Micro-blog: Giving dissenters an outlet?

Micro-blog: Giving dissenters an outlet?

This week’s lecture discusses micro-blogging sites, such as Twitter, and how organizations are utilizing this new technology to reach their publics more effectively. Twitter is a technology which gives organizations a unique opportunity to create a two-way symmetrical relationship between the organization and its stakeholders. For those of you out there who may be unfamiliar with this model of public relations it explains, we as PR practitioners should strive to create an open and honest relationship with our publics and to use research to facilitate conversation between the organization and its publics.
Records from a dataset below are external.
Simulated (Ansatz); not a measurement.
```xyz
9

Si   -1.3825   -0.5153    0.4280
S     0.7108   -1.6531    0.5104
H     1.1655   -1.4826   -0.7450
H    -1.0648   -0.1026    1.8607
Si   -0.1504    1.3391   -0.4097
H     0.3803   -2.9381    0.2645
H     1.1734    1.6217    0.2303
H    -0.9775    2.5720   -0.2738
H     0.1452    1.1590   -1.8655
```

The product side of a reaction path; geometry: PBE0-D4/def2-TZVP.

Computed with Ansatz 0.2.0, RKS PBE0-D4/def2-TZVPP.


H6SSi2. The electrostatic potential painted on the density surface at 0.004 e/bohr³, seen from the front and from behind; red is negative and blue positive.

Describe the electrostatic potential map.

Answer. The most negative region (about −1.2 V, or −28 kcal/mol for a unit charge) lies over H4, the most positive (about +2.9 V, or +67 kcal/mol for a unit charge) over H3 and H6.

Organizations are not the only ones who use Twitter and other micro-blogging sites to disseminate important information about the company, stakeholders can use Twitter to express their opinions, concerns and problems they have been experiencing. Twitter has given dissenters a voice and a chance to reach out to millions of other ‘voices’ who may be having the same experiences.

When disssenters or marginalized groups aren’t given an outlet to voice their opinions, a spiral of silence may be taking place – meaning that these groups are being oppressed by the fact that their opinions are of no consideration in the decision-making process.

What do you think? Have you ever used a tool like Twitter to say something bad about a company like my professor did? (He had a bad experience in Home Depot and tweeted about it and later was contacted by a Home Depot representative to try and solve the problem.)

Do you think Twitter gives the marginalized group a voice? Or do you think companies as a whole don’t take these complaints on these networks seriously? (even though there are case studies telling companies to listen to these environmental cues).

Let me know your thoughts 🙂

And as always…Thank you!!


3 Responses to “Micro-blog: Giving dissenters an outlet?”
  1. Jing Zhao says:

    I plan to try say something about USPS. Mr. BF tried to sell his lens for Nikon D90 to a buyer in California, and the USPS delivery successfully smashed it in the package. I am pondering on how to make the tweet spread and make my voice heard. It’s kind of difficult, isn’t it? Any advice?

    • wolfpack13 says:

      Sorry for taking so long Jing!! That is hard – kinda like Richard said in class, we just have to flood them – 2 tweets per day?! haha. So maybe a bombardment of tweets may work. Also, perhaps you could express your discontent on multiple social media sites and perhaps USPS will understand how many people you can potentially reach. The thing I took away from class about this is not to loose patience or become more frustrated if they don’t respond to you right away. Keep me posted on what happens!

  2. Jenny says:

    I’m not really sure I understand the whole tweet thing because I thought it was pretty one-sided. A person/organization tweets something and those of interest follow the tweets… right? Is it interactive? How do you know if people tweet about you? For example, how did Home Depot know your professor posted a negative tweet about them? Anyway, I’d have to be really hard-core about an organization in order to follow their tweets. However, it’d be a pretty sweet job to just sit there and tweet all day!